The greatest offender here, though, has to be the general editing of the book. It seems that during the assembling of the book and the final work that, in order to keep the book as a single volume, a great amount of material had to be cut. We understand this, after all, the book is already over 800 pages long and any longer would have made it practically unusable. The problem arises when it turns out that a significant portion of what was cut was neccessary to understand how things work, such as something as basic as how a thief picks a lock. You can check out a partial list here that just our group has been compiling based on a day or two of character generation. There are more than these, and a quick dip into the other topics at those fora will show a few of them.

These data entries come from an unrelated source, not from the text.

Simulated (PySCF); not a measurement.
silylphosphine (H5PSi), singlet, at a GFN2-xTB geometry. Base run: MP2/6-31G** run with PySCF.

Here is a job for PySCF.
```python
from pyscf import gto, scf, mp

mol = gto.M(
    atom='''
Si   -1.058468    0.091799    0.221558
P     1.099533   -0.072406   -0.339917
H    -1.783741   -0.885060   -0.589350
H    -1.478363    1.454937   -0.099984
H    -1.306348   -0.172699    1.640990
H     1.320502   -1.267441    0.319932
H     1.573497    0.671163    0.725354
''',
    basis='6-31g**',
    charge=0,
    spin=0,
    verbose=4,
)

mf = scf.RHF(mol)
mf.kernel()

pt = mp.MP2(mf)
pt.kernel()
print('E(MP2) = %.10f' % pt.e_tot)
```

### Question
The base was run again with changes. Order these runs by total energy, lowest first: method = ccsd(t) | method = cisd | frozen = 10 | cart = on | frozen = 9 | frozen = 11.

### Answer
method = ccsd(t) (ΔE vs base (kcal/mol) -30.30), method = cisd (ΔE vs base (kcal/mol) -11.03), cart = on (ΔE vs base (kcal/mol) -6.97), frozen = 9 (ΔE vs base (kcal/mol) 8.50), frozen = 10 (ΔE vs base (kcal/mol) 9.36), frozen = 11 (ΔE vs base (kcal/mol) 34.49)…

Compounding this problem are numerous editing mistakes such as gramatical and spelling errors and references in the text to versions of other sections of text as they were in either the alpha or beta playtest versions of the game that didn't get updated to the new, finalized version. Readers are forced to hunt through the text hoping to determine where soemthing is, or go to the forums begging for enlightenment. Sometimes, the material is well and truly missing, promised in a forthcoming set of books to include a Culture book and a Bestiary (we hope they make an appearance soon) as well as reworkings of the excellent adventure White Roc's Inn. But for the time being, they're conspicuously absent. And that includes the index of the book which is available for download on the Emperor's Choice website.

In this day and age, and especially in an instance when many of the plyatesters were offering their time free of charge to assist with the editing, or merely in exchange for a copy of the book or two. It smacks of unprofessionalism. We understand, of course, that the author is not a full time RPG author and that his real life has interfered with the execution of this massive project, but there were options that could have certainly alleviated the issues that many have noticed. In the end, this book looks like a strong mid-draft rather than a finished book, and that is unfortunate.

At its core, one supposes that one of the central conceits of the Old School Rennaisance is simplicity. That a core rules set can and should be contained to a mere 100 pages or less and that the rest is entirely up to the GM and players to expand upon. I agree with this model to a certain extent, though I'll allow for more comprehensive rules when they work towards the concept effectively. The problem with Arduin Eternal is that it is so massive that it's daunting even to players who have been at the game for more than 20 years. Character generation is an extensive process that can and does take days of effort if you know what you're doing. I can only imagine what it takes the uninitiated. Here is something that the Compleat Arduin books had in spades. At every step in character generation there were text boxes set aside with examples of the process, and they helped immeasurably to comprehend an otherwise complicated system. They are sorely missing here, and I can only hope that we see something like that in the future, either as a free PDF, or as a fan released document.

This leads to another issue, at least an issue that I have and I'm told it's not universal. To create a character, one is forced into that loathsome concept of "the build." Creating a character is a careful balancing act of weighing pro's and con's of each choice, playing each benefit and drawback against your character's central theme and abilities, always with a plan in mind of where he's going. It's a process that is virtually impossible to avoid a strong current of meta-gaming if you're looking to create a mechanically effective character. Now, I'm told that not everybody feels that this is a drawback. The D20 crowd are certainly no strangers to this and even I will admit right here that it can be fun to spend your time building a character in this way and truly become attached to him from the beginning. But in this instance, it's so antithical to the old school mindset that it seems injurious to one segment of Arduin's core audience. The grognards and neckbeards still playing with the little brown books or the clones of the white box won't find the original Grimoire volumes that were a grab bag of whacky and zaney goodies for their games and if that's what they want, they'd do much better picking up copies of the re-edited and republished Grimoire from Emperor's Choice and calling it well done.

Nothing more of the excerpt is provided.